The economy minister responds to the Sarawak government's criticism of the new database hub he has been promoting.

2 minute read
Rafizi Ramli says there were more than two million cyber attacks on PADU last week. Photo: Facebook
Rafizi Ramli says there were more than two million cyber attacks on PADU last week. Photo: Facebook

The man behind the launch of PADU, which has raised growing privacy and security concerns, has defended the government's latest database hub, claiming the system had been able to withstand some two million cyber attacks in the past one week.

Economy Minister Rafizi Ramli said the database had been developed entirely with existing expertise in the civil service, adding that it met international standards and best practice, making it less vulnerable to data leaks.

Rafizi said the information stored in PADU was subject to the Official Secrets Act and the hardware used was protected by the Computer Crimes Act, with only officials vetted by the chief government security officer having access.

"Therefore, any act involving accessing data in PADU, uploading, downloading, modifying, adding or distributing data without permission is a criminal offence punishable on conviction by imprisonment, fine or both," Rafizi said.

His statement comes amid growing criticism of PADU, which Rafizi said some 7.7 million Malaysians have registered for as of March 24..

He was responding to the Sarawak government's reservations about PADU, with a senior state minister questioning whether the data could be misused for political purposes.

Sarawak state tourism minister Abdul Karim Rahman Hamzah also accused Putrajaya of asking for too much information from the public.

"The moment you fill in, you ( ‘bogelkan diri sendiri’ (strip yourself naked). Practically everything – your bank account, your house, everything!," he said on Friday.

"I don’t think that is a proper way to treat your citizens."

The concerns have led to Sarawak being the only state to suspend the registration exercise.

Yesterday, deputy minister in the Sarawak Chief Minister's Department Sharifah Hasidah Sayeed Aman Ghazali said fears over data security were justified as there had been many such cases recently.

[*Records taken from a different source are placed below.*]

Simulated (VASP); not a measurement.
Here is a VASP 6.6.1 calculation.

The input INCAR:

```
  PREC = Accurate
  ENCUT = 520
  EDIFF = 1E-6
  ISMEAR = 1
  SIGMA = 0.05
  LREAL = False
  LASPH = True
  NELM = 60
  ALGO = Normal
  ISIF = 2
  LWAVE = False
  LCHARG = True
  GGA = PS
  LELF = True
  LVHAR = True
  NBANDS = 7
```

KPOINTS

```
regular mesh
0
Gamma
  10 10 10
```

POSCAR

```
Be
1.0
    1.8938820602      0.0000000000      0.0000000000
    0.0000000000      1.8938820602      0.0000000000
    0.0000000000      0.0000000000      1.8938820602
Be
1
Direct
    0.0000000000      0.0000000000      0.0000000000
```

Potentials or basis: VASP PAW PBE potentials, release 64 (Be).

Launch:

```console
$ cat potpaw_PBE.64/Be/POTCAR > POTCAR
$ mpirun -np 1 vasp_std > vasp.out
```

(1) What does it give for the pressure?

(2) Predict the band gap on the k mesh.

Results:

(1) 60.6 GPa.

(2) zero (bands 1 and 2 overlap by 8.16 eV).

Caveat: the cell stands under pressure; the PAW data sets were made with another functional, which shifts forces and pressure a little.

She said the state generally supported the aim of collecting the data to measure people's financial status in the allocation of targeted subsidies.

"However, this should not go so far as to reveal a person's confidential and personal profile, which should not be disclosed, in determining the eligibility of the recipient," she added.

Despite the criticism, Rafizi said the response to PADU had been overwhelming, adding that 2.3 million more people had registered within seven days, bringing the total number to 7.7 million.

Earlier this year, Rafizi dismissed lawyers' criticism of data protection in PADU and said the government was not subject to the Personal Data Protection Act 2010 (PDPA).

Rights group Lawyers for Liberty had warned that the government agencies’ regulations have no safeguards on data protection and that personal data was therefore exposed to possible misuse.

"The protection of personal data cannot be left to the ad hoc and superficial regulations of individual government agencies or departments, as proposed by Rafizi," said LFL director Zaid Malek.

"This is a reckless proposal. Such regulations, even if they exist, do not provide the effective and comprehensive protection that the PDPA law itself provides."